I like to make the stuffing the day before , ie Wednesday.

Ingredients:

1 lb. of Italian chestnuts- make a crisscross in each chestnut. Place in a large iron skillet and roast in a 375 degree oven for 20 minutes or more, peel while warm, then chop then set aside .

1 lb. of  cubed-bread Sourdough Pullman loaf from Sullivan Street Bakery 47th St. between 10th and 11th or Pullman loaf from Citeralla, made by Pain D’avignon or Tom Cat Brioche Rolls, purchased at Fairway.

Cube the bread in ¼ inch cubes 2 days before making the stuffing and leave out in a roasting pan. Cover loosely with wax paper or a sheet pan. If bread is not dry by Wednesday, then roast bread cubes in a pre-heated 250° oven, until dry with no color. About 15 to 20 minutes.

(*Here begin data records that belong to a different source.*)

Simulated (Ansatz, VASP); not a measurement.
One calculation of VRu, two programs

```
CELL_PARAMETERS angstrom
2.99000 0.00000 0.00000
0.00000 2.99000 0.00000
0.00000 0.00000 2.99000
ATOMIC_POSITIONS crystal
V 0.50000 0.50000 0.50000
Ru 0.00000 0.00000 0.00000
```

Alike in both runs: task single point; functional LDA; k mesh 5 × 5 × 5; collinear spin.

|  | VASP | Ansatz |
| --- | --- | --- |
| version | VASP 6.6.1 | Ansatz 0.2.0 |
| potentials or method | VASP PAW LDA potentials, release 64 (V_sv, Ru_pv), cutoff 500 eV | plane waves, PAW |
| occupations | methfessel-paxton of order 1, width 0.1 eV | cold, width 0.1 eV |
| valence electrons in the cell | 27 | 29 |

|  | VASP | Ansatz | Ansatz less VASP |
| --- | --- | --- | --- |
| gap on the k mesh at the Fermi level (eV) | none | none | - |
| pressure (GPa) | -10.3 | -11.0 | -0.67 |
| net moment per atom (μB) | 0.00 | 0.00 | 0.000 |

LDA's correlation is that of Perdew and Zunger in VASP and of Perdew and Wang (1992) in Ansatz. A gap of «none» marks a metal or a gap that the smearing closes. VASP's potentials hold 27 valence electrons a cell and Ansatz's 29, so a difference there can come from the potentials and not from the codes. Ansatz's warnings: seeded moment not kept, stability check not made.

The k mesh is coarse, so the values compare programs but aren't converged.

Heat 8 Tbsp. (1 stick or ½ cup of unsalted butter in a large skillet over medium heat until the foam subsides. Add:

  • 2 cups chopped onions
  • 1 cup finely chopped celery
  • 1 tsp. Bells poultry seasoning

Cook, stirring, until tender, about 5 minutes. Optional-Add ¼ to ½ lb. ground pork and cook until pork is white, if using pork then use less butter.

Remove from the heat and stir in:

  • ½ cup minced fresh parsley
  • 2 tsp. fresh thyme (or 2/3 teaspoon dried)
  • 2 tsp. fresh marjoram (or 2/3 teaspoon dried)
  • ¾ tsp. salt mixed with a pinch of cayenne
  • ¼ tsp. ground black pepper
  • ¼ to 1/3 cup turkey stock (or chicken stock)
  • 1 large egg, beaten

Stir in the bread cubes and then 1/3 cup turkey stock and toss until well combined. Let mixture cool.  Add chopped chestnuts to the stuffing mixture. When the mixture has cooled, stir in the  beaten  egg.

Because the stuffing expands while cooking, do not over stuff the bird.